The report shows how managing land resources sustainably can help address climate change, said Hans-Otto Pörtner, Co-Chair of IPCC Working Group II that issued the report. “Land already in use could feed the world in a changing climate and provide biomass for renewable energy, but early, far-reaching action across several areas is required also for the conservation and restoration of ecosystems and biodiversity,” he said.

But land is already under growing human pressure and climate change is adding to these pressures. At the same time, keeping global warming to well below 2ºC can be achieved only by reducing greenhouse gas emissions from all sectors including land and food, the IPCC Special Report said.
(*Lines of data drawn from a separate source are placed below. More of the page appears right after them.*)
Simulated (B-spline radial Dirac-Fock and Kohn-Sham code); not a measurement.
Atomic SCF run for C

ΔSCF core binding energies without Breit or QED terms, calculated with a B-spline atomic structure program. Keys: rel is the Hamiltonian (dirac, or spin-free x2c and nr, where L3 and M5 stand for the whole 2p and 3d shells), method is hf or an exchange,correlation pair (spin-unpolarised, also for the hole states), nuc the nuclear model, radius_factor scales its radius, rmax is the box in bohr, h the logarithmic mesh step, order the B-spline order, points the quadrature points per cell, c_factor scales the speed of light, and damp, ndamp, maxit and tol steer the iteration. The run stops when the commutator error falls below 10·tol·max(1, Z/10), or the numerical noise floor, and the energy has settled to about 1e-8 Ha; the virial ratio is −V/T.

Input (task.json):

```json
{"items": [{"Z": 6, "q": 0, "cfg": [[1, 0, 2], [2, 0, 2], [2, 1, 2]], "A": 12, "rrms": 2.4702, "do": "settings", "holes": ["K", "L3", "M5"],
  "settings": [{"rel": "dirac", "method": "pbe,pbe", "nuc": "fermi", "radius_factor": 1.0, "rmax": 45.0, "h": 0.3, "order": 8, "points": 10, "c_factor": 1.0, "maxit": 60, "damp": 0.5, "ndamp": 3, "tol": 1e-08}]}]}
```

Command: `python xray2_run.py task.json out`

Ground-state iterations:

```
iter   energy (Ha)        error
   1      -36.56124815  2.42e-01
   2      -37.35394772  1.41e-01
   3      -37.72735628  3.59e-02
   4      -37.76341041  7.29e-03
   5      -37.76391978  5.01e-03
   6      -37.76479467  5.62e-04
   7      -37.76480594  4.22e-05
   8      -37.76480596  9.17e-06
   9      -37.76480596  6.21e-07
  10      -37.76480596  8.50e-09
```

The solution is better land management but reducing greenhouse gas emissions from all sectors is essential if global warming is to be kept to well below 2ºC, if not 1.5oC.

The Special Report titled Climate Change and Land will be presented to the a conference on desertification in New Delhi in September and the UN Framework Convention on Climate Change Conference (COP25) in Santiago in December.

“Climate change has already directly affected pastoral systems in Africa, as well as food security in high-mountain regions of Asia like Nepal,” says Dhakal, “we are already seeing a vicious cycle of land degradation contributing to food insecurity.”

The report says that when land is degraded, it becomes less productive, restricting what can be grown and reducing the soil’s ability to absorb carbon. This exacerbates climate change, while climate change in turn exacerbates land degradation in many different ways.

“Ecosystem restoration as well as re- and afforestation can provide key avenues for land-based mitigation and adaptation if implemented sustainably,” Dhakal adds.

Roughly 500 million people live in areas that experience desertification. Dry lands and areas that experience desertification are also more vulnerable to climate change and extreme events including drought, heat waves, and dust storms, with an increasing global population providing further pressure.

The report sets out options to tackle land degradation, and prevent or adapt to further climate change. It also examines potential impacts from different levels of global warming.

“New knowledge shows an increase in risks from dry land water scarcity, fire damage, permafrost degradation and food system instability, even for global warming of around 1.5°C,” said Valérie Masson-Delmotte, Co-Chair of IPCC Working Group I. “Very high risks related to permafrost degradation and food system instability are identified at 2°C of global warming.”

Coordinated action to address climate change can simultaneously improve land, food security and nutrition, and help to end hunger.  The report highlights that climate change is affecting all four pillars of food security: availability (yield and production), access (prices and ability to obtain food), utilisation (nutrition and cooking), and stability (disruptions to availability).

A large part of the problem is over-consumption, with one third of food produced is lost or wasted. Causes of food loss and waste differ substantially between developed and developing countries, as well as between regions. Reducing this loss and waste would reduce greenhouse gas emissions and improve food security.

“Some dietary choices require more land and water, and cause more emissions of heat-trapping gases than others,” said Debra Roberts, Co-Chair of IPCC Working Group II. “Balanced diets featuring plant-based foods, such as coarse grains, legumes, fruits and vegetables, and animal-sourced food produced sustainably in low greenhouse gas emission systems, present major opportunities for adaptation to and limiting climate change.”

The report finds that there are ways to manage risks and reduce vulnerabilities in land and the food system. This can be the result of dietary changes or ensuring a variety of crops to prevent further land degradation and increase resilience to extreme or varying weather.

Reducing inequalities, improving incomes, and ensuring equitable access to food so that some regions (where land cannot provide adequate food) are not disadvantaged, are other ways to adapt to the negative effects of climate change. There are also methods to manage and share risks, some of which are already available, such as early warning systems.

An overall focus on sustainability coupled with early action offers the best chances to tackle climate change. This would entail low population growth and reduced inequalities, improved nutrition and lower food waste.